During harvest, Wells Guthrie of Copain Wines often works past midnight, processing a relentless avalanche of grapes flowing through his Eastside Road winery.

But the tall, lanky winemaker, who played water polo in college at Pepperdine University, doesn't mind the physical labor because it's balanced by the visceral excitement of the season.

"It's the culmination of all the work of the year," he said. "It's when you make or break what you're doing for the vintage."

Having trained in France, Guthrie learned how to balance his work day, and he always sits down with the workers to enjoy a relaxing lunch.

"We have someone who cooks for harvest, and we feed the entire staff," said Guthrie, 43. "We talk about what's going on."

Food is never far from the mind of this cult-status winemaker, who started making wine in a Santa Rosa warehouse in 1999, then built his own winery in 2007 on a rustic ridge overlooking the Russian River Valley.

This year, Guthrie invited top chefs from across the country to the winery to cook, including French Laundry alumnus Corey Lee of Benu in San Francisco.

Guthrie met Lee at Yountville's French Laundry in 2006, when its wine director, Paul Roberts, arranged for Guthrie to do a 10-day internship there.

"I've cooked a couple of dinners at the James Beard House," Guthrie said. "But I'm not crazy enough to open my own restaurant."
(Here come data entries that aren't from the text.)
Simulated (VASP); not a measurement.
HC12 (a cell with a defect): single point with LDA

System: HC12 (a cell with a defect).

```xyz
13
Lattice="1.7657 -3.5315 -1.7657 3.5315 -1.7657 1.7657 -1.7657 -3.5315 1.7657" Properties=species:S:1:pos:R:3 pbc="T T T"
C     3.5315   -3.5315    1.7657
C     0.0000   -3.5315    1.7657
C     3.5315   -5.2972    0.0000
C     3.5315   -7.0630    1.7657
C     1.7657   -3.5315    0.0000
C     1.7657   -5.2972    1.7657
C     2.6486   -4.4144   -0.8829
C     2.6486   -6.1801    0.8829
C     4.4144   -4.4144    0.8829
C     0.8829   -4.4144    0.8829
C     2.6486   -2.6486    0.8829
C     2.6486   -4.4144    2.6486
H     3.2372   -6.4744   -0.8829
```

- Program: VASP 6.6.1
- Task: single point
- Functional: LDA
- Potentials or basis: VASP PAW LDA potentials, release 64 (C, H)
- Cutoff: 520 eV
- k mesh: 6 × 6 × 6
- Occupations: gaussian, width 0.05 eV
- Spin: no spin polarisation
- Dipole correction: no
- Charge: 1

He did start his own winery, however, and that story offers its own crazy twists and turns.

The winemaker was born in the town of Del Ray Beach, Fla. His dad, Lee Guthrie, worked in the the fitness business, and his mother was a housewife. Guthrie learned to slice and dice from his grandmothers, who both had catering businesses.

"I think that was a huge motivation," he said. "The smells and the bonds with the people that you're cooking with. ... Now I cook with my daughters (Emerson, 7 and Brinley, 4)."

When he was 10, the family moved to Newport Beach. After studying marketing in college, Guthrie worked for an advertising firm, then moved to Texas to work for a fitness start-up.

He met his wife, Stacy, at a friend's wedding. Just 10 days later, he asked her to marry him.

"I tend to be fairly impetuous," he said. "I like to just jump into the deep end and try it."

Guthrie's life took a dramatic turn in the mid-'90s, when he worked as tasting coordinator for the Wine Spectator in San Francisco. That's when he fell in love with syrah from the Northern Rhone region of France.

"The aromatics of the wine are a happy medium for me," he explained. "The Northern Rhone wines tend to be lighter-bodied. They have structure but not the weight."

That's also where he met Tom Garrett, winemaker for Detert Family Vineyards in Oakville, whose harvest party inspired Guthrie to go into the wine business.

"There were four generations of the family, and they were all talking about the wine, and I was getting chills," he said. "I wanted to have that connection that brought the whole family together."

Guthrie wrote to producers all over the Northern Rhone and was offered a job with the well-known winemaker, Michel Chapoutier.

After working in the vineyards for 18 months, Guthrie returned to the states and landed at Turley Wine Cellars in St. Helena, then worked at Martinelli Winery in Windsor under the legendary winemaker, Helen Turley.

In 1999, he made 400 cases of his first vintage. Following the example of Ted Lemon of Littorai Wines, Guthrie sourced his pinot noir and syrah fruit from the cooler Anderson Valley.

While he started out making big, "fruit-bomb" wines, Guthrie has since joined the ranks of California winemakers who produce lighter-bodied, food-friendly red wines.

"Instead of power, they strive for finesse," New York Times wine writer Eric Asimov wrote of Copain's pinots. "Instead of a rich, mouth-coating impression of sweetness, they seek a dry vitality meant to whet the appetite rather than squelch it."

In 2006, Guthrie also started picking his grapes earlier — at 24 and 24.5 brix — in order to lower the alcohol.

"I never liked those huge, 16 percent pinots," he said. "They impress for that moment in a blind tasting, but they become cumbersome to drink. I want to eat my meal, not drink it."